/tpu_pytorch_xla

A step-by-step guide to setting up a TPU pod, and running your first Pytorch/XLA code on it.

Primary LanguagePython

Pytorch/XLA on TPU

A step-by-step guide to setting up a TPU pod, and running your first Pytorch/XLA code on it.

TPU Setup Instructions:

  1. Connect to the TPU cluster on gcloud:

gcloud container clusters get-credentials sfr-tpu-prem1-232-europe-west4-a --zone europe-west4-a --project salesforce-research-internal

  1. If you are launching TPU pods for the first time, you need to create a GUS ticket requesting TPUs. You can clone this GUS ticket and use it as a template: GUS ticket sample

  2. Execute: kubens to list the active user namespace. If your username does not show up (typically of form sfn-ns-<userID>), then your GUS ticket has not been approved yet. Make sure it gets approved first.

  3. Once you see your username on the active user namespace, connect to it using: kubens sfr-ns-<userID>

  4. Instead of writing our own Dockerfile, we will use existing Docker images for instantiating TPU pods. Pytorch version you want to use needs to be consistent at two places in the yaml file. See tpu3-8.yaml above. In this file, replace the name field in the metadata to your a name of your choice. And replace darpit with your userID everywhere in the file.

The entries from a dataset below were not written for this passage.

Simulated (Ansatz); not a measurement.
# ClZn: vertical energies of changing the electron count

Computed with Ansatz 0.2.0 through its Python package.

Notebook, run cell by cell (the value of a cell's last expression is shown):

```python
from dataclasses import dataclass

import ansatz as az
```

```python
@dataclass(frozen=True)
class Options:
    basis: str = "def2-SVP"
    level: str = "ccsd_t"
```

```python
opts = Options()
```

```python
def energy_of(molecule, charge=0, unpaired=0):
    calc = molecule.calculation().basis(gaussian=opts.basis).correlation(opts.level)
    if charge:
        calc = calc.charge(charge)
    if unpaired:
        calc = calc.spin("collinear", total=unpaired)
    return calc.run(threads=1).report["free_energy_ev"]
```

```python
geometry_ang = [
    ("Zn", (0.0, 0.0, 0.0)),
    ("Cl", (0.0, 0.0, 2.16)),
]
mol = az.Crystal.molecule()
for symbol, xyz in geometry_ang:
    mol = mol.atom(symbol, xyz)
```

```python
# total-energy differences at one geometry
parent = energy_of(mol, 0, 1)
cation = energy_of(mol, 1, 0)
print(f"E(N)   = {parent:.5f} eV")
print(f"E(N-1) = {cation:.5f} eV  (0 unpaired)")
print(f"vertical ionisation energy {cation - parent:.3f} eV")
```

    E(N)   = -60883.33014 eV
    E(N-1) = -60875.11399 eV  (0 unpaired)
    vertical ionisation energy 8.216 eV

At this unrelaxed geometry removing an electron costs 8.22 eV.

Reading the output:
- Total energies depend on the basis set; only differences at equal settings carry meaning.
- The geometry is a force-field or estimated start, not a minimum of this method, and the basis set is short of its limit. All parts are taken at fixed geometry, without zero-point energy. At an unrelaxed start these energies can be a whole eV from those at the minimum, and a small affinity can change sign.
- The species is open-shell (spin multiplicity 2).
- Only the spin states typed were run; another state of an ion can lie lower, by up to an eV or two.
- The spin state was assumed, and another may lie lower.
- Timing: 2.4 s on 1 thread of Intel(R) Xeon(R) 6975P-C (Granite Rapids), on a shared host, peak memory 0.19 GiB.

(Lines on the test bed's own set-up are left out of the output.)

Notice line 10 and 25 in the file. Line 10 specifies "pytorch-1.9", and line 25 specifies an existing docker image to be used. The docker image name specifies r1.9_3.7. Here 1.9 refers to the Pytorch version, and 3.7 refers to the Python version. Possible Pytorch versions that can be used in line 10 can be found here. The possible docker images that can be used can be found here. The version specified in the two must match. Note that the latter link does not exhaustively list all the docker images available. You can typing the link (eg. gcr.io/tpu-pytorch/xla:r1.9_3.7) in your browser and check if that image exists.

  1. Now, to launch a TPU pod using this yaml file, execute:

kubectl create -f tpu3-8.yaml

  1. To check the status of your pod, execute:

kubectl get pods

It will look something like this once the container is running:

  1. Once created, to connect to the pod, execute:

kubectl exec sfr-tpu-darpit3-8-2-pgkmw -i -t -- bash

  1. To delete the pod, note that TPU pods are deleted by jobID. To get the jobID, execute: kubectl get jobs. It will look like this:

Delete the pod use command: kubectl delete job sfr-tpu-darpit3-8-2

  1. After connecting to a pod, once you go to /export/home/, you will notice that it is empty. This is because this folder shows the TPU volume which is different from the file volume used when launching GPU pods.

  2. Copy files from local machine to the TPU pod using command:

kubectl cp file.py sfr-tpu-darpit3-8-2-pgkmw:/export/home/

Run Pytorch/XLA code:

  1. As a first code, let's run mnist_pytorch_xla.py. But first setup some environment variables:

export TPU_IP=$(env | grep KUBE_GOOGLE_CLOUD_TPU_ENDPOINTS | sed 's/KUBE_GOOGLE_CLOUD_TPU_ENDPOINTS=grpc:\/\///g' | head -n 1)

export XRT_TPU_CONFIG="tpu_worker;0;$TPU_IP"

python mnist_pytorch_xla.py

Code runs!

Errors/Problems I experienced before arriving at the above steps/yaml/code:

  1. I faced an error:

ConnectionResetError: [Errno 104] Connection reset by peer.

This could be avoided by reducing the num_workers where the Pytorch dataset is defined. But this was not the root cause. It was the problem described in the next point.

  1. Got another (related) error:

ERROR: Unexpected bus error encountered in worker.

This might be caused by insufficient shared memory (shm). Figured out that this error was because of my config in yaml file. I had not specified dshm (shared memory) in volumes and volumeMounts. See this link for details.